Youku launches content drive amid digital war to woo viewers

By Wang Kaihao ( China Daily ) Updated: 2016-05-19 07:48:15

Youku launches content drive amid digital war to woo viewers

A visitor experiences VR at the event. Photos provided to China Daily

Virtual reality as a topic is often discussed at film events in China, of course, with an associated question: What should be broadcast via VR?

But with the country's leading online video operator Youku releasing its VR development plan in Shanghai on May 11, Chinese filmmakers may now have an answer.

A trailer of Black Fairy Tale, which stars A-list actor Huang Xiaoming, was also shown by Youku at the VR Wonderland on that day. The thriller is China's first short film totally based on VR technology and allows viewers to choose their own angles to watch it.

"VR has changed the way a story is told in films," says Victor Koo, Youku founder.

Storytelling used to have a beginning and an end, but VR now mixes personal experiences of viewers with the filmmaking process.

"The end of a story is no longer the same for everyone."

And, Youku is one among several pathfinders in China. Since the start of the year, many digital facility manufacturers have been promoting such products, too.

With Black Fairy Tale, Youku also launched a long-term investment support program for directors to focus on VR dramas.

"VR is a new trend," says Huang. "While we should take a rational step toward it, trying something new is also worthwhile."
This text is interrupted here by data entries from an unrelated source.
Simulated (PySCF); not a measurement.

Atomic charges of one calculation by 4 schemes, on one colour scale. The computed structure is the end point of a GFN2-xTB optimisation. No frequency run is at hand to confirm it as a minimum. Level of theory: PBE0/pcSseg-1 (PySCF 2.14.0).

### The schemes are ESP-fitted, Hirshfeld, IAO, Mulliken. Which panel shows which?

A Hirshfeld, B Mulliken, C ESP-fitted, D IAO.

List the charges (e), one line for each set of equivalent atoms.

Koo says it isn't realistic to make feature-length films fully using VR technology today-due to the high cost and the problem that viewers may feel giddy, but short films in the format can work.

Earlier this month, Iqiyi, another Chinese online video giant, estimated there would be between 10 and 20 million VR users in China in the next year or so.

Youku has even bigger ambitions. It plans to win 30 million users soon. And, films aren't the only way to do it.